Tuesday, 6 December 2016

Heavy tails and skewed WAN latencies

Researchers in systems often focus on raw performance, and it isn’t uncommon to test under clean-room conditions: idle machines, dedicated networks, applications that work with just the right memory regions to get the maximum possible performance from their memory accesses, workloads that just happen to be optimal for the new algorithms.  But the bigger challenge is often to have predictable and good performance in the real world, which is never quite so clean or simple.
While wandering the world on sabbatical, I’ve taken some time to track down development teams that own products at a few major companies, and to ask about performance challenges at large scale. I was very struck by the consistent mention of heavy tailed loads, skewed performance, and similar issues. 

For example, when I visited Google I had a chance to talk to the group that owns Chubby, Google's locking service (and later, at Cambridge University, to Flaviu Junqueria, who did Zookeeper with Ben Reed).  I thought both of them would be ready to drop everything and switch instantly to Derecho (Cornell's new platform).  But in fact they both said that while Derecho's raw speed is amazing, we'll also need to deal with heavy tail latencies and be able to demonstrate stability in WAN deployments.  It turns out that for technologies like these, you can't really compete against them with a point solution: the owners want global-scale stories that work well under stress, deployed to a dozen data centers worldwide, and with some components malfunctioning.
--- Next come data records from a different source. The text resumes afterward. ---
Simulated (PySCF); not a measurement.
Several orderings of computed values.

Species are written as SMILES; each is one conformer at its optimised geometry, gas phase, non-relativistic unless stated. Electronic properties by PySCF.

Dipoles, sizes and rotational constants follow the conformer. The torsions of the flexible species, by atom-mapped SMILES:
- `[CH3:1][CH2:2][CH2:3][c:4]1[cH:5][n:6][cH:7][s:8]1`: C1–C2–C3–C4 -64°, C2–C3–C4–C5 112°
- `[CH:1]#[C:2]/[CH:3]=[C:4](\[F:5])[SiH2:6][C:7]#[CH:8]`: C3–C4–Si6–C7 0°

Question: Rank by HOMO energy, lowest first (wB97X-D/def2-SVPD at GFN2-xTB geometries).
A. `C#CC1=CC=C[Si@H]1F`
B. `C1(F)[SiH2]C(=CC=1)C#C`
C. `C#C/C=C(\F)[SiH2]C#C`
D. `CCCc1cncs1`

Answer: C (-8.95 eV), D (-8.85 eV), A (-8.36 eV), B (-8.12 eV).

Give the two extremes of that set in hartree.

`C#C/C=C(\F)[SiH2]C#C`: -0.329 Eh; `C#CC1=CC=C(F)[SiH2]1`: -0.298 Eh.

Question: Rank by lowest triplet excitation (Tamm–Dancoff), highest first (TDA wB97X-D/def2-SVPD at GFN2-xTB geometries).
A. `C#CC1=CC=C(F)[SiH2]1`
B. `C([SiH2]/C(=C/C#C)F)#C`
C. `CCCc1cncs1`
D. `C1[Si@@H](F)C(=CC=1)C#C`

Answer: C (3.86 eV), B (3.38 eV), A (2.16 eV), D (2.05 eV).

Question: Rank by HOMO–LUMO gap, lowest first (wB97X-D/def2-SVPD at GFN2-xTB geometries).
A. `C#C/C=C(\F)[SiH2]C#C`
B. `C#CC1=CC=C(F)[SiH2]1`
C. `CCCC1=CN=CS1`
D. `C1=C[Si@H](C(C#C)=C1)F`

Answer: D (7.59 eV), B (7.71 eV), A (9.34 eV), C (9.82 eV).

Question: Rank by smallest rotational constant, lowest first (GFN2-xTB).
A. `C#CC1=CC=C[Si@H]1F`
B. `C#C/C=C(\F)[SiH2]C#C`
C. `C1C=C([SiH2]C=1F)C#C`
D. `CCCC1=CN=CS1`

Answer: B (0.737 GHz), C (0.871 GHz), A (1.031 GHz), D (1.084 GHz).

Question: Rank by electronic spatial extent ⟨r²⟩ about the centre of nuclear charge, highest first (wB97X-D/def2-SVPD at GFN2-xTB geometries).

This is interesting because while we all know that most modern computing occurs in multi-tenant datacenters, where machines and other resources need to be shared among potentially large numbers of concurrent users, we don’t always think through the implications:  when you launch ten copies of a program to perform a task in parallel, they run all at once in a clean-room setting.  In a multi-tenant environment, a few of those programs might start late, or run slowly, and hence could finish the job far later than the others. If those stragglers slow the whole system down, it won't matter that without slow nodes it would have blazed.  All anyone will see is that your amazing technology runs slowly.
What causes this kind of skew?  Here are some factors people have mentioned recently:
  • A single core can have variable speed depending on cache miss rates, quality of branch prediction, and whether the memory the program is accessing is from a block that resides close to the core: on a modern multi-core machine, there are strong NUMA effects that can be quite visible if your thread runs on a core that isn’t the same one where the memory was allocated.
  • Lock contention can also be a major factor, as can false sharing.    The issue is similar: accessing a lock generally means accessing a variable shared among multiple threads, and perhaps among multiple cores.  When your thread tries to obtain a lock, the logic of the locking algorithm will need to issue a compare-and-swap or an atomic-increment or a similar instruction.  So, if the memory is remote from the core you are running on, that memory cell (that “cache line”) has to be fetched and this can stall the machine and in fact can even stall other threads on other cores. False sharing occurs if threads access different variables, but they happen to have been allocated into the same memory page or cache line, causing it to ping-pong back and forth between the cores that run those threads.
In fact those first two points have nothing to do with multi-tenancy: they are just the reality of concurrency on NUMA multicore computers.  I actually teach graduate courses at Cornell where in the first week, we get the students to build a single-threaded solution to a problem like Conway’s famous “Game of Life” (a cellular automata visualization), and then to try and understand how changing it to be multi-threaded impacts performance.  The quick answer is that adding threads can kill performance, and moving the multi-threaded version to a true multi-core setting is the worst of all.  In our classes, most people conclude that the best use of a multi-core server is to run VMs, with lots of programs but allocating them one core each!  Certainly, getting a speedup on a multi-core NUMA platform isn’t a simple thing.  You need to know your stuff, and it can take a lot of effort.
Beyond this we get true issues of multi-tenancy and sharing:
  • Paging delays or scheduling delays on a shared processor.  With cloud computing and virtualization, we often see many VMs mapped to one server, and we may even see enough memory in use to force some pages out.  Schedulers aren’t always as smart as we might wish, and can easily wander into modes of scheduling that put some applications at a huge disadvantage.  For example, some scheduling algorithms that have known bias towards applications that run in very short bursts before issuing an I/O system call or some other blocking action, and others that are biased to favor long-running jobs. 
  • In a modern cloud, the entire rack of computers you are mapped to might be running slowly.  First, it is rare for the network layer at the top of the data center to have anything close to the full NxN bandwidth (we call this full bisection bandwidth) that could theoretically be needed if programs interact at random.  Next, some communication patterns generate huge amounts of data, and this can overload the TOR layer in ways that put small applications at a disadvantage.  Then beyond all of those considerations, your application could end up scattered widely, with high latency between its components.  And beyond all of that, cloud systems are big enough so that something is invariably in the process of crashing.  Add it all up, and you have a lot of issues.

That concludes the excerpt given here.